Sorry for beeing not precise enough:
"
" replaces linefeed+carriage-returns
"	" replaces tabulators
"normalize-space" removes all unnecessary whitespaces
This replacements do their job in another stylesheet. So it is more a
problem of copying elements the right way than replacing chars. I know
the copy-elements-stylesheet from the the xslt-cookbook but i don't
know how to customize it for my needs (and i don't have the need to
copy any attributs).
I though the provided stylesheet would do the following: Select each
node (*), create element with same name (name={name()}) transform the
content, select next node ...
But the output looks like <tag1>content1</tag1>content1 ...

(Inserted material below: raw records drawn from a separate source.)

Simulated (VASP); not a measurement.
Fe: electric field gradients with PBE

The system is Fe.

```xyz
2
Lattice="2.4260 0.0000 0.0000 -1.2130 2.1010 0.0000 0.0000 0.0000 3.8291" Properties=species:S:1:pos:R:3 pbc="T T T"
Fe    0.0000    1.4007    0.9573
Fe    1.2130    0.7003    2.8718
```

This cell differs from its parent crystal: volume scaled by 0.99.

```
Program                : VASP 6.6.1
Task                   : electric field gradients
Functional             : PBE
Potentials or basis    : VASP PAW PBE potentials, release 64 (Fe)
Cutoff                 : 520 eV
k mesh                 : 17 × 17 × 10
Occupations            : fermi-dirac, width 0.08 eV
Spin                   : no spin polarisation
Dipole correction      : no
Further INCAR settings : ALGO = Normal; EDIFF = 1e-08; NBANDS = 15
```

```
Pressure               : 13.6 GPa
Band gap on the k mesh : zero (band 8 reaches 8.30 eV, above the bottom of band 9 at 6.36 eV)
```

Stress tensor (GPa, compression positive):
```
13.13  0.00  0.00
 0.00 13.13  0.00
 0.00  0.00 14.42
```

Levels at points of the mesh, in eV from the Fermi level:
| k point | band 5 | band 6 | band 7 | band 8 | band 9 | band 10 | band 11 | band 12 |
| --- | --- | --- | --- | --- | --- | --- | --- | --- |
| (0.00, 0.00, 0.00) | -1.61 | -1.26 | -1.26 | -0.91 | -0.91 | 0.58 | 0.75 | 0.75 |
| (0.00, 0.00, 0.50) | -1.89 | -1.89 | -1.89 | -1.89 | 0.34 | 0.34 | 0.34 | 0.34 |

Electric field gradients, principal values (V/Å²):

So maybe the usage of * is wrong. So i tried node() instead but than i
get an error for the usage of name() for the element name that says
i'm generating in invalid qname.
I guess i'm still mixed up with the xslt syntax. So any help is appreciated.
Georg.
2006/7/7, Georg Hohmann <georg(_dot_)hohmann(_at_)gmail(_dot_)com>:
Hello,
i have a xml file with some content in it which contains some unwanted
carriage returns and whitespaces. Now I'm trying to write a stylesheet
which makes an exact copy of the source file but without the returns
and whitespaces. I thought this should work:
<?xml version="1.0" encoding="UTF-8"?>
<xsl:stylesheet version="2.0" xmlns:xsl="http://www.w3.org/1999/XSL/Transform">
<xsl:output name="stripped" method="xml" version="1.0"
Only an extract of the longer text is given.